Stabilizing a Large HBase™ Cluster

Contributed by

5 min read

Running a large HBase™ cluster smoothly with minimum downtime is a skill which requires a deep understanding of how HBase™ works. When a disaster strikes, you find yourself digging into HBase™ code and/or mailing lists to understand what went wrong, determine how to recover from the current mess and most importantly figure out what can be done to prevent the same thing from happening again. Apart from the inconvenience downtime, a service crash can also lead to inconsistencies in HBase™ meta tables.

While some crashes are environment specific, especially in large clusters with heavy load, there are few knobs that can be tuned to help minimize the frequency of failures. This article discusses some of the common scenarios that could result in service crashes and inconsistencies, as well as possible tweaks to HBase™ to avoid them.
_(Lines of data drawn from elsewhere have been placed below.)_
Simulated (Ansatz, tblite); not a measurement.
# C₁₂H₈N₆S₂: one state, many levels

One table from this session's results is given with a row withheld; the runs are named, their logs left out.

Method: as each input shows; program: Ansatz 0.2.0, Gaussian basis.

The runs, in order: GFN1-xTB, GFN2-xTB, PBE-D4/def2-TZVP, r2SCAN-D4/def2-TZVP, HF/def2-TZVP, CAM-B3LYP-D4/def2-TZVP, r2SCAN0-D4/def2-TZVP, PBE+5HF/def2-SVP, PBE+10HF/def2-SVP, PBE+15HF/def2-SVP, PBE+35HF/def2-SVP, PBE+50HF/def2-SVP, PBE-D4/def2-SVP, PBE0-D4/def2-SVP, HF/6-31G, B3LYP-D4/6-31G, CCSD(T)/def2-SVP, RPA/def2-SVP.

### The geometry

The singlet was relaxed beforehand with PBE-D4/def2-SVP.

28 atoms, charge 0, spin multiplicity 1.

Frequent unassigned regions
When an HBase™ cluster starts, the active Master begins region assignment for both meta and user tables present in the cluster. Since the ‘.META.’ table contains the assignment information of every region of each user table in the cluster, it must be assigned and brought online before any other user table.

In HBase™ versions prior to 0.92.0, especially in a large size cluster with thousands of regions, it is possible that region assignments for user table begin before the assignment of ‘.META.’ has completed. All such assignments are bound to fail with ‘NotAllMetaRegionsOnlineException’ and they remain offline for 30 minutes (default) before the master takes notice of such regions and attempts reassignment.

Unfortunately, no full-proof solution is available to prevent this from happening in HBase™ versions prior to 0.92.0. In version 0.92.0 onwards, the HBase™ Master ensures that both ‘-ROOT-’ and ‘.META.’ tables are assigned before it attempts to assign any user table region. So if you are running HBase™ version 0.90.6 or earlier and have been seeing assignment related issues frequently, it may be time to upgrade.

The problem of a runaway Region Server
A runaway Region Server can happen in any cluster running with a default configuration, but it becomes a real problem in a large cluster.

On startup, the HBase™ Master waits for ‘n’ number of Region Servers to register with it during ‘t’ period of time before creating a region assignment plan. So even if your cluster has a large number of region servers, the initial region assignments will be distributed among these registered servers alone. The default value of ‘n’ and ‘t’ is 1 and 4.5 seconds, respectively. So if by chance if one Region Server starts fast enough to beat other servers by 4.5 seconds, all the regions will be assigned to it alone. You can read more about it in HBASE-6389 and HBASE-6375.

The effect of such bulk assignment to a single server could be disastrous if you have tens of thousands of regions in the zone with a Region Server crashing with an ‘Out of Memory’ error during this assignment phase leading to inconsistency in the ‘.META.’ table. This would be more pronounced in the newer releases (0.92.0 onwards) as MSLAB is enabled by default, which places additional memory (~2MB) requirement per region.

Fortunately, this can be easily avoided with a simple configuration. The value of ‘n’ is controlled by the parameter 'hbase.master.wait.on.regionservers.mintostart' which needs to be set on each node running HBase™ Master in 'hbase-site.xml'. Set this to a value close to the number of region servers sufficient to handle the startup assignment load.

Long Java garbage collection pause
Like any other Java server process running with gigabytes of memory, HBase™ Region Servers are prone to long garbage collection pauses especially when under heavy write load. This can cause increased latency or timeouts for client requests. A more severe effect of this is that during this pause, the Region Server stops sending heartbeat signals to ZooKeeper which, after a certain period of time, makes the Master believe that the Region Server has crashed and then initiates the recovery process which involves reassignment of the region currently assigned to the affected Region Server.

This can be largely avoided by enabling MemStore Local Allocation Buffers (MSLAB). This is already enabled by default in version 0.92.0 onward. However if you start getting the ‘Out of Memory’ error frequently, you may want to bring down the total number of regions in the cluster to a more appropriate number.

Learning to minimize frequent unassigned regions, runaway Region Servers and long Java garbage collection pauses could reduce downtime significantly and add stability to your large HBase™ cluster.

This blog post was published October 18, 2012.